The Pioneer Press’ Mara H Gottfried reports: “On Monday, St. Paul police released preliminary statistics that show crime rose 10 percent compared with the year before — mostly driven by an increase in thefts. … Most of the crime increase last year was attributed to a 16 percent increase in theft and an 11 percent increase in auto theft, which the police department is working to address, [St. Paul Police Chief Todd] Axtell said. The majority of the thefts were of small items and are not the same as robberies, which involve force or threat of force. And a large number of the auto thefts happened when people left their vehicles running and unattended, according to police.”

Over and done. KSTP-TV writes: “Gov. Mark Dayton signed the legislative budget bill into law Monday, officially ending the months-long legal battle between branches of government. On Feb. 22, Minnesota's Legislature moved quickly to restore its $130 million operating budget, putting the issue to rest by vote. The House and the Senate agreed just two days into the legislative session, and Dayton followed up by signing it Monday. … The bill provides budget funding for the Minnesota Senate and House, and reimburses funding to the Legislative Coordinating Commission.”

Wait, this makes entirely too much sense. MPR’s Tim Pugmire writes: “Legislation introduced Monday at the Capitol would give Minnesota voters a say in deciding how lieutenant governor vacancies are filled. State Sen. John Marty, DFL-Roseville, is proposing a constitutional amendment allowing the governor to fill the vacancy by appointment, rather than having the presiding officer of the Senate automatically ascend to the post. Republican Michelle Fischbach became lieutenant governor in January when DFL Gov. Mark Dayton appointed Tina Smith to the U.S. Senate. Fischbach has refused to resign her state Senate seat and has already faced one lawsuit. Another legal challenge is expected. Marty said he wants to avoid a repeat of the current dustup.”
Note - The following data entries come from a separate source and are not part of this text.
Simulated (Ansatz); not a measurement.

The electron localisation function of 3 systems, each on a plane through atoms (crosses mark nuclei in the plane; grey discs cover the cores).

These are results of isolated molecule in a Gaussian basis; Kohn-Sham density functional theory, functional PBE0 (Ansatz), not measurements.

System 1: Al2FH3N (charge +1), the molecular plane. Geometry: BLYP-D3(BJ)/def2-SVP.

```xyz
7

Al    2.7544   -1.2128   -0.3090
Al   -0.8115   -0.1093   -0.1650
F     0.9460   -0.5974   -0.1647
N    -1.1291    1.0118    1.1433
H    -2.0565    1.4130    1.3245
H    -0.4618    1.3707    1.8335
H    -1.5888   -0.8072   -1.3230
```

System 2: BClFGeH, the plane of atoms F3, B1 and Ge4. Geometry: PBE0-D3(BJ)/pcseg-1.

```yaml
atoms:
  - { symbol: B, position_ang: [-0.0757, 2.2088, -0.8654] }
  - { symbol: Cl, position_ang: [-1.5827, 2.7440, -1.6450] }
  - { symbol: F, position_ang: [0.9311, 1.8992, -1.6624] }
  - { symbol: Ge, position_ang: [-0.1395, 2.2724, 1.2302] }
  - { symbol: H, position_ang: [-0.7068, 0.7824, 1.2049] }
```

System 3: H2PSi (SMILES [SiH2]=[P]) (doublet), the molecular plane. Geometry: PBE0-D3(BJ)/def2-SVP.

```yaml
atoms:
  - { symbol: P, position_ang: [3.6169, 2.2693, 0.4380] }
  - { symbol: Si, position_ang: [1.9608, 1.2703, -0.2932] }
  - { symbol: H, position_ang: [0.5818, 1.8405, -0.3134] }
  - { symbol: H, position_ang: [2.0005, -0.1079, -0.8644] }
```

Getting pushy with Delta in Georgia. In the New York Times, Matthew Haag and Tiffany Hsu report, “The lieutenant governor in Georgia threatened on Monday to kill a proposed lucrative tax cut for Delta Air Lines after the company eliminated a discount fare program for the National Rifle Association over the weekend. The move by Lt. Gov. Casey Cagle, who presides over the State Senate, immediately put the legislation in jeopardy and put him at loggerheads with other top state officials, including the governor, who had championed the tax deal.” 

Treated like rock stars. John Lundy of the Forum News Service writes: “Olympic-sized triumph echoed from South Korea to the Duluth International Airport on Monday as four members of the gold-medal-winning U.S. men’s curling team were welcomed with cheers, chants and hugs. … What was announced as a welcoming party from the Duluth Curling Club blossomed into a community celebration, complete with balloons, U.S. flags and handmade posters.”

Meanwhile, in First Amendment news, Karen Zamora of the Strib says, “In the face of a strong police presence, dozens of protesters shouted and held signs outside the University of Minnesota building where conservative commentator Ben Shapiro was speaking Monday night. Police blocked off roads near the St. Paul Student Center and U Police Chief Matt Clark was one of about a dozen police officers at the scene. … Shapiro, a 34-year-old conservative icon and former editor of the Breitbart News, has drawn protests around the country.”

How do people in Northern Minnesota feel about arming teachers? In the Duluth News Tribune, Jana Hollingsworth says, “You won't find much support for arming teachers among Northland educators and school leaders. ‘As a parent of three kids, I would be terrified to send my kids to school where teachers are armed,’ said Jim Carlson, an art teacher with Duluth's Congdon Park Elementary School. ‘The whole idea ... is the most ludicrous thing I have ever heard’. … Laura MacArthur Elementary third-grade teacher Emily Glomski said one job of a teacher is to create a safe school culture by promoting kindness and inclusivity. Arming teachers sends the wrong message, she said. ‘We need more school counselors, psychologists and mental health practitioners,’ she said, for those who need more support." Has Sean Hannity confirmed these people aren’t crisis actors?

Wisconsin politics are never boring. Says Sam Levine at The Huffington Post, “A Democratic group is suing Wisconsin Gov. Scott Walker (R) over his refusal to call special elections for two seats in the state legislature. In December, two Republican lawmakers ― an assemblyman and a state senator ― resigned to take jobs in the Walker administration. The governor has said he won’t call a special election for the vacant seats, leaving them to be filled in the regularly scheduled November election, in order to save the state money. The winners of those two races wouldn’t be seated until January of 2019, meaning voters in their districts will go over a year without representation. Democrats contend that Walker is delaying the vote in hopes of holding on to two GOP seats after Democrats unexpectedly won a January special election in a Wisconsin district that Donald Trump had carried handily in 2016.” What we need here is more shamelessness.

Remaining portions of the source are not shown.